Screenwriters Association of Santa Barbara met again at Brooks Institute on Cota Street. A stunning exhibit of student work, mostly documentary photography lined the walls as the group made their way to hear Candace Schermerhorn speak about making documentary films.
Lisa Angle opened asking for any announcements. Chuck Kent mentioned an upcoming film called The Secret Ingredient directed SASB Past President Rashi Bahri Chitnis. It will be shown February 2 at the Metro 3. as part of the Santa Barbara International Film Festival.
Maria announced the upcoming play The Jaguar’s Nest by Synergy Entertainment Group.
Members were asked to donate $25 so visiting speakers can be taken to dinner before the lecture and to help with expenses. It’s so little, let’s all chip in because the speakers are world class. Such was the experience of listening to Candace Schermerhorn. As a producer, director, and writer her expertise and passion lie primarily in first person narrative and documentaries addressing contemporary issues. Her credits include work for Children’s Television Workshop, the National Park Service, Massachusetts Council for the Humanities, Harcourt Brace Publishers, American Masters, and Turner Broadcasting. She directed, with Bestor Cram, the independent award-winning documentary You Don’t Know Dick, an intimate film about female-to-male transsexuals. For many years she has taught documentary film making at Santa Barbara City College and was the Director of Programming for the Santa Barbara International Film Festival.

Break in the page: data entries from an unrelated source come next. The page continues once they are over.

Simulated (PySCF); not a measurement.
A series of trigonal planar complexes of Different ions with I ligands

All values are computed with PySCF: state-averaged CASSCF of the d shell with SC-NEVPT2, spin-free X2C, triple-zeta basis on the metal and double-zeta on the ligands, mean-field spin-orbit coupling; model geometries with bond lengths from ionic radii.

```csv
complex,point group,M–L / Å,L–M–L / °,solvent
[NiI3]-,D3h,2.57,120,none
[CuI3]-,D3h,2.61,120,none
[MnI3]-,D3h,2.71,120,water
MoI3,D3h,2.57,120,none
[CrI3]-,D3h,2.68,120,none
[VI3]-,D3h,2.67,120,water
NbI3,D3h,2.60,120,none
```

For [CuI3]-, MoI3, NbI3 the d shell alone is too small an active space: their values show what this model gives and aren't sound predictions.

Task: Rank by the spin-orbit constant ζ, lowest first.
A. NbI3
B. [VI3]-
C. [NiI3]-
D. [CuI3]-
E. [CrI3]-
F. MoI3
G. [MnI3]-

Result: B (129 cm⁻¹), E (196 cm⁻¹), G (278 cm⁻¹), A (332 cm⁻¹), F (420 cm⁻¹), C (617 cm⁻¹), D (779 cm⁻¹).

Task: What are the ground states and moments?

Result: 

It was amazing to watch clips of the films after listening to the lecture. Candace told the group that documentaries start with footage and more footage. “That’s what the film will become,” she said. “You won’t know what you have till you go back over it.” And even then it might not be what you expect. She explained the process of writing the story from the transcripts. Every single line, every single expression, every sound are painstakingly recorded, and in this way, the story is culled from the masses of footage a documentarian shoots.
She showed the group an immense idea board made of tiny different colored Post-it notes that was the organizing principle behind her film of women in Nigeria called The Naked Option.
“Documentary film making is about what truth is going to evolve,” she told the audience. “Observe as much as possible.” On truth, she cautioned the audience “Whose truth are you telling? All documentaries are exploiting on some level, and what is truth shifts and varies.” Always be prepared to defend your choices. “You are challenging truth and it is challenging you at the same time.”
The bigger story in a documentary is made up of all the little stories, she said. Sometimes it just takes one little line from the transcripts to tie everything together. The lines and the shots of expressions act as bridges to tie the greater whole of the story together. “Train yourself to be moved by stories, to look for them and be moved by them.” What the audience wants is for you as a writer to tell them things, so they can follow you as the writer. “Stick to what you know, if you love something stick to that,” she said. There are basically three questions to ask: What is my story, why do I want to do it and what am I trying to achieve?
Most impressive was watching the film You don’t know Dick. The music, the cutting and the lighting really add to this documentary in ways that show just how masterfully a story can be told in small stories that add up. You can see how this comes together at this link: http://www.myspace.com/video/northern-light-productions/you-dont-know-dick/27328935
It’s just seamless the way this flows as a documentary. The audience was rapt watching too. “Set things up so you can tell the story,” she said. Watch the above and you will see a master storyteller at work. This is how to make the footage flow seamlessly with the music, tapping all the little stories within stories that add up to the bigger picture.